Salesforce Weekly Chart.

Shares of Salesforce saw a record high of $311.75 on Nov. 9. However, since then bears have gotten the upper hand, and CRM lost about 15% of its value. The 52-week range for the stock has been between $201.51 - $311.75, while the company’s market capitalization stands at $206.5 billion.

Salesforce is regarded as one of most important names in Software-as-a-Service (SaaS) applications, also known as “Web-based software, on-demand software, or hosted software.”

Wall Street loves the SaaS business model since it means a steady and recurring revenue stream for a company like Salesforce. Around 150,000 firms use the Salesforce CRM product.

Recent metrics highlight:

“The global Software as a Service (SaaS) market size is projected to reach US$307.3 billion by 2026, from US$158.2 billion in 2020, at a CAGR of 11.7% during 2020-2026.”

On Nov. 30, Salesforce issued Q3 fiscal 2022 metrics. Revenue was $6.86 billion, up 27% year-over-year. Adjusted earnings per share (EPS) came in at $1.27 per share. Cash and marketable securities ended the quarter at $9.39 billion.

On the results, CEO Marc Benioff said:

“We delivered another phenomenal quarter, fuelling strong revenue growth, margin and cash flow… With the tremendous strength of our Customer 360 platform and Slack, we’re on track to reach $50 billion revenue in FY26.”

Despite the strength of Q3 numbers, management’s earnings guidance for Q4 fell short of expectations. And investors were not pleased.

Prior to the release of quarterly metrics, CRM stock was trading just shy of $300. Now, it is at $267.04.

Next Move In CRM Stock?

Among 50 analysts polled via Investing.com, Salesforce shares have an outperform” rating, with an average 12-month price target of $326.54. Such a move would imply an increase of about 22% from the current level. The target range is between $211.86 and $385.

Consensus Estimates of Analysts Polled By Investing.com.

Chart: Investing.com

However, many investors are likely to be nervous about how CRM shares could fare in the coming weeks given the recent volatility in tech names as well as potential risks associated with the Omicron variant.

We expect Salesforce stock to potentially drop toward $250 or even slightly below. In that case, the $240 level should act as support.

Following such a potential decline, CRM shares are likely to trade sideways for several weeks, until they establish a base, possibly around $250, and then start a new leg up.

Therefore, Salesforce bulls with a two- to three-year horizon who are not concerned about short-term volatility could consider buying the stock around these levels for long-term portfolios. Others, who are experienced with options strategies and believe there could be further declines in CRM shares, might prefer to try a bear put spread.

However, most option strategies are not suitable for most retail investors. Therefore, the following discussion is offered for educational purposes and not as an actual strategy to be followed by the average retail investor.

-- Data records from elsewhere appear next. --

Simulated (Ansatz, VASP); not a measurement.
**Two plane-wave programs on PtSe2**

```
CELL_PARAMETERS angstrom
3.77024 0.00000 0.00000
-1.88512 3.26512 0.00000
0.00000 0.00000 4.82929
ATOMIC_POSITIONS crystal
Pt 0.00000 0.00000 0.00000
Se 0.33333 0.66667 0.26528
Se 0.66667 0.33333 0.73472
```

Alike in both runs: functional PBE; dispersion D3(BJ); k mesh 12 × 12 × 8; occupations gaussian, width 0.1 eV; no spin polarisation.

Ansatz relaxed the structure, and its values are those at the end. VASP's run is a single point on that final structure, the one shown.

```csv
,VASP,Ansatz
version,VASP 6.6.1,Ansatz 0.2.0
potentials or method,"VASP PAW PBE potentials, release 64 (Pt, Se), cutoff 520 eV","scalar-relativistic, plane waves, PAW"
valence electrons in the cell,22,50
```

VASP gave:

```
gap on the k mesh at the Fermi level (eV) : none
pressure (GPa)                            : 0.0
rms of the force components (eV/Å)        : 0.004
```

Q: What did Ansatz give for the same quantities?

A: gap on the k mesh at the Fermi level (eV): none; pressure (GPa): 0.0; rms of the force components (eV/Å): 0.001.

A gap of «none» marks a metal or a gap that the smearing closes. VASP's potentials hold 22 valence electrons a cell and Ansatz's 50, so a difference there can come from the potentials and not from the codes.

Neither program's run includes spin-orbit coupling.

Bear Put Spread On CRM Stock

Current Price: $267.04

In a bear put spread, a trader has a long put with a higher strike price as well as a short put with a lower strike price. Both legs of the trade have the same underlying stock (i.e., Salesforce here) and the same expiration date.

The trader wants CRM stock to decline in price. However, in a bear put spread, both the potential profit and potential loss levels are limited. Such a bear put spread is established for a net cost (or net debit), which represents the maximum loss.

Let’s look at this example:

For the first leg of this strategy, the trader might buy an at-the-money (ATM) or slightly out-of-the-money (OTM) put option, like the CRM Jan. 21, 2022, 260-strike put option. This option is currently offered at $9.70. It would cost the trader $970 to own this call option that expires in slightly less than two months.

For the second leg of this strategy, the trader sells an OTM put, like the CRM Jan. 21, 2022, 250-strike call option. This option’s current premium is $5.25. The option seller would receive $525, excluding trading commissions.

Maximum Risk

In our example, the maximum risk will be equal to the cost of the spread plus commissions. Here the net cost of the spread is $4.45 ($9.70 – $5.25 = $4.45).

As each option contract represents 100 shares of the underlying stock, i.e. CRM, we’d need to multiply $4.45 by 100, which gives us $445 as the maximum risk.

The trader could easily lose this amount if the position is held to expiry and both legs expire worthless, i.e., if the CRM price at expiration is above the strike price of the long put (or $260.00 in our example).

Maximum Profit Potential

In a bear put spread, potential profit is limited to the difference between the two strike prices minus the net cost of the spread plus commissions.

So in our example, the difference between the strike prices is $10.00 ($260.00 – $250.00 = $10.00). And as we’ve seen above, the net cost of the spread is $4.45.

The maximum profit, therefore, is $5.55 ($10.00 – $4.45 = $5.55) per share less commissions. When we multiply $5.55 by 100 shares, the maximum profit for this option strategy comes to $555.

The trader will realize this maximum profit if CRM price is at or below the strike price of the short put (lower strike) at expiration (or $250.00 in our example).

Those readers who have traded options before are likely to know that short put positions are typically assigned at expiration if the stock price is below the strike price (i.e., $250.00 here). However, there is also the possibility of early assignment. Therefore, the position would need monitoring up until expiration.

Break-Even CRM Price At Expiration

Finally, we should also calculate the break-even point for this trade. At that price, the trade will not gain or lose any money.

At expiration, the strike price of the long put (i.e., $260.00 in our example) minus the net premium paid (i.e., $4.45 here) would give us the break-even CRM price.

In our example: $260.00 − $4.45 = $255.55 (minus commissions).

Bottom Line On Salesforce Shares

We regard Salesforce stock to be a solid long-term choice for most retail portfolios. Despite the short-term choppiness in shares, its growth trajectory remains intact as its CRM platform provides significant competitive advantage.

Yet, the stock could come under further pressure in the weeks ahead. Therefore, a trading strategy as outlined here might be appropriate for traders with a bearish outlook on Salesforce shares.